Fork me on GitHub
Learn more at the sources:

Git Basics

This Guide will give you a very quick introduction to git.

After reading this guide, you will know:

  • Why you should a version control system like git
  • How to use git as a single developer, in a "one person team"

1 What is a Revision Control System?

Revision control (an aspect of software configuration management), is the management of changes to documents, computer programs, large web sites, and other collections of information. Wikipedia

In other words: it's a tool that helps you with your code files, and with several version of such files.

These systems are known under many names

  • version control system (VCS)
  • source code manager (SCM)
  • revision control system (RCS)

In german they are most commonly called "Versionskontrollsystem".

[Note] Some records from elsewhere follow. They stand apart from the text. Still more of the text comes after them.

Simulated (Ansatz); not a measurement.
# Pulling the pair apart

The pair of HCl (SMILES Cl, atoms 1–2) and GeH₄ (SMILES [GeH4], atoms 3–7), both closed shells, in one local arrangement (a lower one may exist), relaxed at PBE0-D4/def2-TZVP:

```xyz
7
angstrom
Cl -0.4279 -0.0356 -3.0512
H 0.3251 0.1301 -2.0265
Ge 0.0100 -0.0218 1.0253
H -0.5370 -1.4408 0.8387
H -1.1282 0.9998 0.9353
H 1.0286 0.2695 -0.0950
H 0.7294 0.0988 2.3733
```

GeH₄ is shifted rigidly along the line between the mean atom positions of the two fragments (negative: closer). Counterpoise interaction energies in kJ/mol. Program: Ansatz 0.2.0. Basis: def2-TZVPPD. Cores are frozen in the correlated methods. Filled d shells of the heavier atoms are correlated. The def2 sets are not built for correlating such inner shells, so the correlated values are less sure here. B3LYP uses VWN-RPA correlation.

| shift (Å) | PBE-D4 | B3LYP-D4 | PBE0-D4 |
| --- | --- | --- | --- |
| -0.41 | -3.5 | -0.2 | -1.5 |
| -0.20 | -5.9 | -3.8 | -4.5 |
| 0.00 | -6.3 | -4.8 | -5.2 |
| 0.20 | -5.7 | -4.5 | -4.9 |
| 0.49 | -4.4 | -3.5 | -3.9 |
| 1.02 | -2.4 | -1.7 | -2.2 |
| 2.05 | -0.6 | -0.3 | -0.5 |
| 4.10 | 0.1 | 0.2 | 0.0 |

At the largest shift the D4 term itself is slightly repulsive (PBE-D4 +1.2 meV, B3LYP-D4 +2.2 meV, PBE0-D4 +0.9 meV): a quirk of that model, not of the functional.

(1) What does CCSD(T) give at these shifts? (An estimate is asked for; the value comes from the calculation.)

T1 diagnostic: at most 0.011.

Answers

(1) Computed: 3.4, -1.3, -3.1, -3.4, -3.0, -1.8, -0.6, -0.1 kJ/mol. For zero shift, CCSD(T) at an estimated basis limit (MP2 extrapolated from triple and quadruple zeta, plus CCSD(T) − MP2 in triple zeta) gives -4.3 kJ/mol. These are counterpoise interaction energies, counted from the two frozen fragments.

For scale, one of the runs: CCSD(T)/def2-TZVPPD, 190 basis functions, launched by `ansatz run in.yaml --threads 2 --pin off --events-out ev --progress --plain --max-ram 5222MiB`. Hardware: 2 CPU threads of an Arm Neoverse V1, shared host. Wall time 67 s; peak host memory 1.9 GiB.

1.1 A short history of revision control

When we look at open source revision control systems we find some ancient systems that are no longer in use:

  • RCS
  • CVS

and several systems that are still in use today:

  • SVN, also called Subversion
  • Hg, also called Mercurial
  • Git

SVN uses a central server. If you cannot reach this server for a longer time (e.g. because you are travelling and offline) then you cannot use the system.

Both Mercurial and Git are distributed systems, they do not need a central server. You can use the full system on your own machine while offline.

1.2 Why use revision control?

There are good reasons to use revision control even in small projects:

  1. The whole history of the project always accessible, you can "go back in time" to old versions of your code.
  2. You can try out experimental stuff without danger of breaking your existing code.

And it's absolutely vital for teamwork - several people can develop on separate machines. The system helps with merging the differet programs into one.

1.3 Why use git?

background photo cc

Git was invented by Linus Torvalds, to manage the source of the linux kernel and it's many contributors. See this video of a talk by him.

Git is a distributed vcs - it does not depend on one central repository, every repository is created equal. You can transfer code in "both directions". You can work online and offline. Its architecture is not fixed: if one server breaks down, you can move to a new server without any trouble.

Branching and merging is easy in git.

In your local working copy you also have a fully fledged repository: it's stored in one directory: .git.

All the code you check in is identified by SHA1. You cannot change the content of a commit after it has been made without the hash breaking!

1.4 gitlab and github.com

Gitlab is an open source project that adds a web frontend to git repositories. It is often used in companies and universities to host git repositories internally. (At Salzburg University of Applied Science we use it at git.mediacube.at.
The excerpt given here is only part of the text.